U.S. Rep. Alcee Hastings, chairman of the panel commonly called the Helsinki Commission, said the OSCE has come a long way in the past few years in recognizing and trying to combat anti-Semitism, but "I am deeply saddened by continued reports of hate crimes and other acts of anti-Semitism in the OSCE region."

Felice D. Gaer, a member of the U.S. Commission on International Religious Freedom, noted that there were twice as many attacks on Jews in 2006 as in the year before, with the greatest increases in the United Kingdom, Canada and France. But she said there also were a "disturbing number" in Norway, Belgium and Ukraine.

"Those monitoring these incidents find ... that when tensions escalate in the Middle East, the number of anti-Semitic incidents increases," she said.

Although the 56-country OSCE was the first international organization to treat anti-Semitism as a "distinct human rights issue," Gaer said the commission was concerned that the "tone and content" of U.S. State Department statements have changed to downplay the uniqueness of anti-Semitism and lump it together with other forms of racism and xenophobia.

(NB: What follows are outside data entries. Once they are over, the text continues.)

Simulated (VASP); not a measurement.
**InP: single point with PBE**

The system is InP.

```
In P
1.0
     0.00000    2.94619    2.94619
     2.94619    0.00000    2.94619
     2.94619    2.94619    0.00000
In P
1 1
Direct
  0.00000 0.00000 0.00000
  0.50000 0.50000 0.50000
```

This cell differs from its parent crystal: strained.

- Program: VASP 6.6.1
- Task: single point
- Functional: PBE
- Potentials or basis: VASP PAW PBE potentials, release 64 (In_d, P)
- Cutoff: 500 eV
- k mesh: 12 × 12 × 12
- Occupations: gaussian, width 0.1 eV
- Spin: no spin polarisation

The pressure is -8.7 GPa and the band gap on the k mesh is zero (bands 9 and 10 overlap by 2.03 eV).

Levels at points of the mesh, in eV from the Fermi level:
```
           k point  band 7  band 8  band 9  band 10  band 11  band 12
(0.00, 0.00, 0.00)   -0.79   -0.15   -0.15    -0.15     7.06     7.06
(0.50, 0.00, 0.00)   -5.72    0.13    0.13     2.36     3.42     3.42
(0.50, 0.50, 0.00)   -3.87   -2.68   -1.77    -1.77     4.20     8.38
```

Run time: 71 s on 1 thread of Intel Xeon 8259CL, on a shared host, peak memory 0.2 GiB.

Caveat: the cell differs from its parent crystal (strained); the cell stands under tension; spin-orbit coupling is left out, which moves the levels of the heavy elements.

Rabbi Marvin Hier, founder of the Simon Wiesenthal Center, told the Helsinki Commission that the OSCE could take a leading role in combating what is likely to be an acrimonious human rights conference planned for next year in Durban, South Africa.

Recalling the anti-Israel and anti-U.S. rhetoric that marked the 2001 conference in Durban, Hier said, "There is no doubt that the targets again will be the U.S. and Israel. Their plan will call for boycotts, demonizing, delegitimizing and the exclusion of the Jewish state."